Installation of IBM® XDMS in a clustered WebSphere® Application Server environment is the recommended deployment configuration.
You should also consider the various hardware topologies that are available, paying special attention to the scalability considerations that are described in the topic Evaluating your hardware environment.
As clusters, both the IBM XDMS and the Aggregation Proxy must be fronted with some network element that performs routing to these clusters and handles request processing. For Session Initiation Protocol (SIP) traffic, the XDMS cluster must have a highly available set of WebSphere Application Server proxies to do the request routing. This set of proxies is itself clustered and is fronted by some type of IP sprayer or load balancer.
For HTTP traffic destined for the Aggregation Proxy or the IBM XDMS, either the WebSphere Application Server Proxy or some equivalent HTTP router such as IBM HTTP Server or an IP sprayer can be used. In addition, the proxy/router fronting the Aggregation Proxy cluster must be configured to ensure affinity based on client IP or similar if retry counts on failed authentication attempts are used.
The IBM XDMS components use WebSphere Application Server clustering technology to achieve a highly available and scalable architecture. The Aggregation Proxy and the IBM XDMS are both independently scalable because they are both deployed in separate clusters.
In addition to WebSphere Application Server, both the Aggregation Proxy and the IBM XDMS provide core functionality that can enhance the scalability of the end-to-end solution. You can deploy clusters for the IBM XDMS in different combinations of domain and Application Unique ID (AUID).
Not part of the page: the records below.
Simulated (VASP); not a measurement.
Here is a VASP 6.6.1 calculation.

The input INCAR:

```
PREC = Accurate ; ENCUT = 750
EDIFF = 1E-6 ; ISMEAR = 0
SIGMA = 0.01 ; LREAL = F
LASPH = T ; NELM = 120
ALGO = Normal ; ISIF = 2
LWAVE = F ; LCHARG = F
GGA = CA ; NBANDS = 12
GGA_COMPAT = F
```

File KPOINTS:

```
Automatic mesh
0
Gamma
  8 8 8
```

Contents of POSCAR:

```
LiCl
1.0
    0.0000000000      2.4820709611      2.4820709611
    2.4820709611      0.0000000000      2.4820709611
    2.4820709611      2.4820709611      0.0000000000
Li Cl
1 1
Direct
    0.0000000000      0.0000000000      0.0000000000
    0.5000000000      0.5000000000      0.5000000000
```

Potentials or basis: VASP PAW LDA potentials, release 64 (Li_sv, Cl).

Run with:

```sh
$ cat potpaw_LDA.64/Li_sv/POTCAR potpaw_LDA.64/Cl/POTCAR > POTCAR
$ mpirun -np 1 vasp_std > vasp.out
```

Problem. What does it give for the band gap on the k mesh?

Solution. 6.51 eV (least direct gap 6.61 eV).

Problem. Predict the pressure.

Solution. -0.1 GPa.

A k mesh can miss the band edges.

The AUID supported by the system can be hosted all on the same IBM XDMS or subsets of them can be hosted on a dedicated IBM XDMS or IBM XDMS cluster. By partitioning to separate clusters, the overall scalability and supportable throughput as a whole is improved. For example, you can use a separate high-availability cluster and database for your resource-lists documents from your presence rules documents. Aggregation Proxy request forwarding and routing is used to control to which IBM XDMS requests are sent.
Using Aggregation Proxy request forwarding, you can configure different IBM XDMS instances to support or be dedicated to certain subscriber domains. This capability enables supporting multiple user space partitions when the total user population is too large for a single IBM XDMS cluster, or when there are different security requirements for different domains.
AUID partitioning can be used in conjunction with domain partitioning whereby the Aggregation Proxy first determines the subset of XDMS applications supporting the AUID and then discriminates between that subset for the domain matching the XUI of the requested user.
Remember that the clustering techniques for high-availability and scaling can also be combined with the partitioning techniques.